Skip to Content

Should data mining be a part of a datawarehousing tool

Data Mining … we keep hearing about it so often … but then what is all the fuss about data mining…?

Imagine this … you are a consumer company selling widgets for the past 20 years and have about 5 years of sales data with you with a reasonable amount of data cleanliness.

A product variant is being launched with much fanfare and a lot of money spent on advertising. The budget committee is concerned that the spends are on the higher side and wants to know how the company has favored in similar launches and the sales growth due to a promotion and the amount of sales that can be attributed to a particular form of advertising…

Very pertinent question….. but what does it bode for us…?

Scenario 1: You call in the data mining experts – who are they ?
typically domain experts who understand the market dynamics very well having worked in the same field for years.

The number crunchers – they who can bring sense out of data

These are the people who work with the domain experts to see how they can arrive at the required answer using complicated models , some statistics , some stochastic , some causal etc etc… jargon to many…!!

Scenario 2: The data warehousing team is asked to provide some answers to the question since they best know the data that they store….

Interesting scenario … what do you do ?

Lets take the following scenario in SAP BI….

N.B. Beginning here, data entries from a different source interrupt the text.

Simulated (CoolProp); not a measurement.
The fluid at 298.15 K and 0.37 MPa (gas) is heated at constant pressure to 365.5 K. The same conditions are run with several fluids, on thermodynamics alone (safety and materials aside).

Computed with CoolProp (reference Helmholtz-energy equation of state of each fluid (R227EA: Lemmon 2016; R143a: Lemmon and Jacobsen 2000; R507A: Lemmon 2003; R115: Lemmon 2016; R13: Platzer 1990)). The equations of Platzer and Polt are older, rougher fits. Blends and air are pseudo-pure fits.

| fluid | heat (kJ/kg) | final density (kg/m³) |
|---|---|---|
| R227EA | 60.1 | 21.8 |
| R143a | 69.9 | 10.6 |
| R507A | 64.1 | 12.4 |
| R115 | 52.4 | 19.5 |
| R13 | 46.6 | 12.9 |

The first answer that you get is “Go to TCODE RSANWB” – ( Have come across some such answers in the forums!!!)

what is this – this is the Analysis Process Designer which ‘also’ has data mining capabilities.

But then the dilemma surrounding data mining in a data warehouse environment is that there is a vast skill set mismatch.

The person who owns / runs the data warehouse understands the data that is in there but not necessarily all the information in there. The architect knows the data models and relationship but then the knowledge brought in by the data mining modeler is absent. For instance I know the data resides in the Sales order Line Item cube… but then I have no clue as to whether I have to use a cluster or a decision tree or a regression etc.

Statistics is not my cup of tea. And even if I do decide to try something out … I get answers which I cannot make sense out of. I can only present the results to the person who asked for it and hope that this is what they wanted….

Data Mining moreover has become a buzzword with so many companies setting up shop in the field of Analytics and specialized niche domains. Due to this each company tries to distinguish itself on factors of complex data mining models and domain expertise.

One thing that gets lost in the detail is the simpler data models for data mining. We used to do a T test , F test on excel and on paper … such simple tests could still be done in SAP BI but then when the same becomes covered , dressed up in the form of a data mining model .. the meaning gets lost.

This maybe one of the reasons why data mining in SAP BI or any data warehouse

What do you think ? should data mining be a part of mainstream data warehousing or be left to the domain experts and the analytics experts to figure out ?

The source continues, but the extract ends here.